Empirical evaluation of the Frank-Wolfe methods for constructing white-box adversarial attacks
Kristina Korotkova 1, Aleksandr Katrutsa 2
Published on arXiv
2512.10936
Input Manipulation Attack
OWASP ML Top 10 — ML01
Key Finding
Frank-Wolfe projection-free methods outperform projection-based baselines (PGD, FGSM) under l1 constraints by exploiting sparse solution structure, while offering competitive performance under l2 and l-inf norms across logistic regression, CNN, and ViT architectures.
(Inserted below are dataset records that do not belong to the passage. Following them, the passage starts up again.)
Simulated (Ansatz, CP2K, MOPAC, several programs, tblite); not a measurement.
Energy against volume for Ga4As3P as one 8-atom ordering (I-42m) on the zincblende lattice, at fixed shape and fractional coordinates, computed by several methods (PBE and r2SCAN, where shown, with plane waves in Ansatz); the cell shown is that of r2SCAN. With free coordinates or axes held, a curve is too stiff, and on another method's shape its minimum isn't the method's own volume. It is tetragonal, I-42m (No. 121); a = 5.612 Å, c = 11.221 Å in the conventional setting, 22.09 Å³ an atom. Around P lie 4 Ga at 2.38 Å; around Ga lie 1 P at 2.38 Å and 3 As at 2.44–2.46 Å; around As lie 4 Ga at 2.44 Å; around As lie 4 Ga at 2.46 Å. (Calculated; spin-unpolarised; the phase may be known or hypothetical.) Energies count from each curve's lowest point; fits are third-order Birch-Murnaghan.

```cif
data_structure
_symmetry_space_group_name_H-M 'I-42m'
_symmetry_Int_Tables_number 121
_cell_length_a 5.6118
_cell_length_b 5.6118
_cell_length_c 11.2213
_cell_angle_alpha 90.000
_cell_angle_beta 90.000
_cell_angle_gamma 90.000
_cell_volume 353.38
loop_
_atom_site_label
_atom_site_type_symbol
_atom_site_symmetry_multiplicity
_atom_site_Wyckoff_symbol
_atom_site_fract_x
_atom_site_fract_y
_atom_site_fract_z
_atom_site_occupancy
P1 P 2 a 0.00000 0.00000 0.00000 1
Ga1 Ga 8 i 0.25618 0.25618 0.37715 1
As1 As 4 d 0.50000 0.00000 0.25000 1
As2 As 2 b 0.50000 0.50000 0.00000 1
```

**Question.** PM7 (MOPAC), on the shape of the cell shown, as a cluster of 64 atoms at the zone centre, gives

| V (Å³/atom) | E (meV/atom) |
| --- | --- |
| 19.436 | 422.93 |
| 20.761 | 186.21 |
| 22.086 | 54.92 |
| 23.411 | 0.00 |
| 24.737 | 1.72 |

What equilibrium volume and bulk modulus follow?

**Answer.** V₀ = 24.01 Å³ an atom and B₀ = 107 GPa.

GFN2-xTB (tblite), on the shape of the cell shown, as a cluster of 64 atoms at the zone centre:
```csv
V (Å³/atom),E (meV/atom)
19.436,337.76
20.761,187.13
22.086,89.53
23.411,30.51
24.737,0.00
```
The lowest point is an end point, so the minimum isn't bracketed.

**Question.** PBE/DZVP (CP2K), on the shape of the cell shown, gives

Frank-Wolfe adversarial attack
Novel technique introduced
The construction of adversarial attacks for neural networks appears to be a crucial challenge for their deployment in various services. To estimate the adversarial robustness of a neural network, a fast and efficient approach is needed to construct adversarial attacks. Since the formalization of adversarial attack construction involves solving a specific optimization problem, we consider the problem of constructing an efficient and effective adversarial attack from a numerical optimization perspective. Specifically, we suggest utilizing advanced projection-free methods, known as modified Frank-Wolfe methods, to construct white-box adversarial attacks on the given input data. We perform a theoretical and numerical evaluation of these methods and compare them with standard approaches based on projection operations or geometrical intuition. Numerical experiments are performed on the MNIST and CIFAR-10 datasets, utilizing a multiclass logistic regression model, the convolutional neural networks (CNNs), and the Vision Transformer (ViT).
Key Contributions
- Systematic empirical evaluation of advanced Frank-Wolfe projection-free variants for adversarial example generation under l1, l2, and l-inf constraints
- Theoretical and numerical comparison of projection-free methods against projection-based baselines (FGSM, PGD) across norm types
- Analysis of sparsity properties of resulting adversarial perturbations and practical recommendations per norm/model class
🛡️ Threat Analysis
Paper focuses on constructing white-box adversarial perturbations at inference time using gradient-based Frank-Wolfe optimization methods, directly attacking image classifiers by maximizing cross-entropy loss under norm-ball constraints — a canonical input manipulation attack.